Significant Revision | 25 achievement points – Complete a revision that gives a complete overhaul to a poem, while maintaining at least three elements of its original composition.

Starred Revision | 25 achievement points – Complete a revision that dramatically improves a poem, earning a star.

Tireless Reviser | 75 achievement points – Hand in five starred revisions.

Put It Away | 5 achievement points – Let a poem sit for over a month before revising it.

Dogged Pursuit | 5 achievement points – Revise a poem within a week of getting your first comments on it.

Mind Meld | 5 achievement points – Combine elements from two unsuccessful scheduled poems into one successful revision.

Truth | 5 achievement points – Revise a poem by stating its essential truth in the first line of the second stanza.

Lie | 5 achievement points – Revise a poem by adding a lie to it.

The End is the Beginning | 5 achievement points – Revise a poem by making its original ending the first stanza.

Revise into Form | 5 achievement points – Revise by transforming a free-verse poem into form.

Kill the Abstractions | 5 achievement points – Revise by removing all the abstract language in your poem.

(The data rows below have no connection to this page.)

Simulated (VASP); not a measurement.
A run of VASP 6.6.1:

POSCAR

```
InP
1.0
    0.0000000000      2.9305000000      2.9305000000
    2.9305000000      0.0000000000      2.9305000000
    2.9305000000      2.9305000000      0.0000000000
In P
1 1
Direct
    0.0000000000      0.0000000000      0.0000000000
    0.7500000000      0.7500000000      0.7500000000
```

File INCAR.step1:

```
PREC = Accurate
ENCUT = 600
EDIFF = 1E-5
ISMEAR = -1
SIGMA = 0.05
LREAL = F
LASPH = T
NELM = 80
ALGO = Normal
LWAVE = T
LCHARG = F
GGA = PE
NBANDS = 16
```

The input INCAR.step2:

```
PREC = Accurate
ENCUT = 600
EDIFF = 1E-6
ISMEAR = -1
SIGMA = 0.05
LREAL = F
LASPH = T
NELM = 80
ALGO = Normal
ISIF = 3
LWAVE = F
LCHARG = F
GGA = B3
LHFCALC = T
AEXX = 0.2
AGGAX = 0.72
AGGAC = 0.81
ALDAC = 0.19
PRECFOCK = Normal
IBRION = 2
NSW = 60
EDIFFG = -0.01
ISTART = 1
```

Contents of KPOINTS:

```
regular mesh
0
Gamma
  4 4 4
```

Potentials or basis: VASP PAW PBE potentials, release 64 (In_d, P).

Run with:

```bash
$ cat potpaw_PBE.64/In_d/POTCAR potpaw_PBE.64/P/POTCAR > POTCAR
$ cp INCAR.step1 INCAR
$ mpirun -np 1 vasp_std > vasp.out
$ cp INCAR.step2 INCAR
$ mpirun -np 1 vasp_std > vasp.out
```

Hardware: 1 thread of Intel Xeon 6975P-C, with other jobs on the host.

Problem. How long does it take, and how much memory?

Eavesdropper | 5 achievement points – Revise a poem by inserting language overhead on campus or borrowed from a stranger’s tweet.  (Cite the tweet if you use that strategy.)

Fire and Ice | 5 achievement points – Revise a poem by making one area “hot” (highly emotionally charged) and one area “cold” (little emotional charge).

Juried Stuff

I have a few friends lined up who have agreed that they would be willing to serve as judges for 18-36 poems sometime during the semester, giving students an opportunity to try to impress an external judge.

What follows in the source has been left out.